Example questions or scenarios:
- "We launched a new internal ticketing system, but the resolution time metric has increased by 15%. How would you investigate this?"
- "What metrics would you define to measure the success of a new enterprise search feature?"
- "How would you design an A/B test to determine if a new dashboard layout improves employee productivity?"
Behavioral and Past Experience
This area assesses your cultural fit, leadership potential, and ability to navigate the complexities of a large organization. Drawing from candidate experiences, interviewers will ask detailed questions about your academic and professional background to understand your responsibilities and impact. Strong performance involves structured storytelling that highlights your initiative, stakeholder management, and resilience.
Be ready to go over:
- Navigating Ambiguity – Times when you had to define a project scope with little to no direction.

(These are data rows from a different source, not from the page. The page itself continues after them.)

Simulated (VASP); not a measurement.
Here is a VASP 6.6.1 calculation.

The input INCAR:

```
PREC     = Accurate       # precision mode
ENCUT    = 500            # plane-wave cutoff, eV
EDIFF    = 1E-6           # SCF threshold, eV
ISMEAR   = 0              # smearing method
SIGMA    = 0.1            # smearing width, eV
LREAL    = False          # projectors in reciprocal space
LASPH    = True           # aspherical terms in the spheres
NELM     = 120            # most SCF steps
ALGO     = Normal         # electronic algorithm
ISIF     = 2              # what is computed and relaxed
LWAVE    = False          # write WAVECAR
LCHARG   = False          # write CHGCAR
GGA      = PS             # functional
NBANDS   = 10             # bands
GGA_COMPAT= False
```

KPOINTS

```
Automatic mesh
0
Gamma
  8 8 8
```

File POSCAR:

- Stakeholder Management – How you communicate technical findings to non-technical leaders or push back on unfeasible requests.
- Impact and Ownership – Deep dives into your most significant past projects, focusing on the measurable outcomes you drove.
- Advanced concepts (less common) – Cross-functional conflict resolution and managing shifting priorities in a crisis.
Example questions or scenarios:
- "Tell me about a time you found a critical error in your data after you had already presented the findings."
- "Describe a project where you had to convince a product manager to change their strategy based on your analysis."
- "Walk me through your most complex academic or professional data project from end to end."